The United States is launching a naval escort operation called Project Freedom, with President Donald Trump announcing that American forces will begin guiding stranded commercial ships through the Strait of Hormuz starting Monday. Iran has responded with a warning, telling Washington to stay out of the waterway.
The Strait of Hormuz is one of the world's most critical shipping chokepoints. Roughly 20% of global oil trade passes through the narrow passage between Iran and Oman each day, making any disruption there a direct pressure point for energy markets worldwide.
What Project Freedom means in practice
Trump's announcement positions the US Navy as an active escort force for commercial vessels that have been stranded or deterred from transiting the strait. The term "stranded ships" suggests Iran has already been interfering with or blocking vessel movement, though the source does not detail the specific incidents behind that description.
Naval escort operations of this kind place US military assets directly alongside civilian cargo and tanker ships, creating a situation where any Iranian interdiction attempt would risk a direct confrontation with American forces. That raises the stakes significantly compared with Iran simply harassing third-party vessels.
Why Iran's warning matters
Tehran's pushback is not symbolic. Iran has previously seized foreign tankers in the strait and has the naval and missile capacity to threaten shipping traffic in the narrow waterway. A formal warning directed at the US signals that Iran views Project Freedom as a provocation, not a neutral safety measure.

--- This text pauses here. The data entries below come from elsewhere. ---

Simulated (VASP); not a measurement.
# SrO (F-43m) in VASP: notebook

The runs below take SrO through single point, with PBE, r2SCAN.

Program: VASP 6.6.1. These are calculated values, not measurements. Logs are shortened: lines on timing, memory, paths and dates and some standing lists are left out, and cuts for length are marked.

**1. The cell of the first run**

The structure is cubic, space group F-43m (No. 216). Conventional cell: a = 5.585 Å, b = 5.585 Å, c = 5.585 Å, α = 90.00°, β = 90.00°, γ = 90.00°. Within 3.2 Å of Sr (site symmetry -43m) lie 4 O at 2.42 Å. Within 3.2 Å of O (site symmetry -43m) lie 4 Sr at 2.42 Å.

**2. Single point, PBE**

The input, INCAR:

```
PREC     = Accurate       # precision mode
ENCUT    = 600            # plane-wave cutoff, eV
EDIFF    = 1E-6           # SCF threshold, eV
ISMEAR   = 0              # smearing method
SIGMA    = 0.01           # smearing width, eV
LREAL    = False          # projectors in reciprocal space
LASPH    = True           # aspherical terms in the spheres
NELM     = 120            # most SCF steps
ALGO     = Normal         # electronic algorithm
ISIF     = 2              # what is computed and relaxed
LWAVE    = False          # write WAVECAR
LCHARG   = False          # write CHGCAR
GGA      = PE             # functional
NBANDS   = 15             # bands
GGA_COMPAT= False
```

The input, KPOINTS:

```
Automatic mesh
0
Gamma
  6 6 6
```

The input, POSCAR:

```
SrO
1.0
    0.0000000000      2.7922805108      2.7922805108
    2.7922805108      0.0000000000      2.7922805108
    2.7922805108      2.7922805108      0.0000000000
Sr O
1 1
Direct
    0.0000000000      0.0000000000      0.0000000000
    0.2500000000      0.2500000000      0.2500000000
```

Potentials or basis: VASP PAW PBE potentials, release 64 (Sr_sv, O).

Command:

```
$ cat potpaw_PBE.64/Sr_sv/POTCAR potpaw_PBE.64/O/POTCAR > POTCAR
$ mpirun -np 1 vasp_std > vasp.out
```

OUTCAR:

For oil markets, the combination of an active US escort mission and Iranian opposition creates fresh uncertainty around supply flows. Any incident in the strait, even a minor one, could trigger sharp moves in crude prices given how much volume transits the passage daily.
The broader context matters too. US-Iran tensions have been running high over nuclear negotiations and sanctions. An American military presence explicitly designed to override Iranian influence over the strait adds a new and volatile dimension to that standoff.
Watch for whether Iran moves beyond verbal warnings to physical interference with US-escorted ships, and whether other major oil-importing nations, particularly in Asia, respond by rerouting tankers or seeking diplomatic cover.